Being based on Chromium, Electron requires a display driver to function. If Chromium can’t find a display driver, Electron will simply fail to launch - and therefore not executing any of your tests, regardless of how you are running them. Testing Electron-based apps on Travis, Circle, Jenkins or similar Systems requires therefore a little bit of configuration. In essence, we need to use a virtual display driver.
First, install Xvfb. It’s a virtual framebuffer, implementing the X11 display server protocol - it performs all graphical operations in memory without showing any screen output, which is exactly what we need.
Then, create a virtual xvfb screen and export an environment variable called DISPLAY that points to it. Chromium in Electron will automatically look for $DISPLAY
, so no further configuration of your app is required. This step can be automated with Paul Betts’s xvfb-maybe: Prepend your test commands with xvfb-maybe
and the little tool will automatically configure xvfb, if required by the current system. On Windows or macOS, it will simply do nothing.

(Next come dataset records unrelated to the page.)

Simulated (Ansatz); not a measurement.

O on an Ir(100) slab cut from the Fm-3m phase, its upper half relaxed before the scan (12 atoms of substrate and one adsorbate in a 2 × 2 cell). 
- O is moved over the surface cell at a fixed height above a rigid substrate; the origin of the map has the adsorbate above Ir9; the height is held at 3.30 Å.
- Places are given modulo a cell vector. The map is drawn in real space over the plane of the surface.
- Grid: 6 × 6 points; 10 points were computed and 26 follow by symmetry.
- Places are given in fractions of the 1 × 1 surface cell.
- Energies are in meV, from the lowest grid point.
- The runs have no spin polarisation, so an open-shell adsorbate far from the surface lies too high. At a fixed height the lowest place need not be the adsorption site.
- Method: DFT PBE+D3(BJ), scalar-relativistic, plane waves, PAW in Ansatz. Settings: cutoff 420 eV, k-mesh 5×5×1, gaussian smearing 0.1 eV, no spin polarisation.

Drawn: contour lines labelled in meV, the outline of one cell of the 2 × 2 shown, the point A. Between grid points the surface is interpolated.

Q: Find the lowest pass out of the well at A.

## On Windows or macOS, this just invokes electron-mocha
## On Linux, if we are in a headless environment, this will be equivalent
## to xvfb-run electron-mocha ./test/*.js
xvfb-maybe electron-mocha ./test/*.js
On Travis, your .travis.yml
should look roughly like this:
addons:
apt:
packages:
- xvfb
install:
- export DISPLAY=':99.0'
- Xvfb :99 -screen 0 1024x768x24 > /dev/null 2>&1 &
For Jenkins, a Xvfb plugin is available.
Circle CI is awesome and has xvfb and $DISPLAY
already setup, so no further configuration is required.
AppVeyor runs on Windows, supporting Selenium, Chromium, Electron and similar tools out of the box - no configuration is required.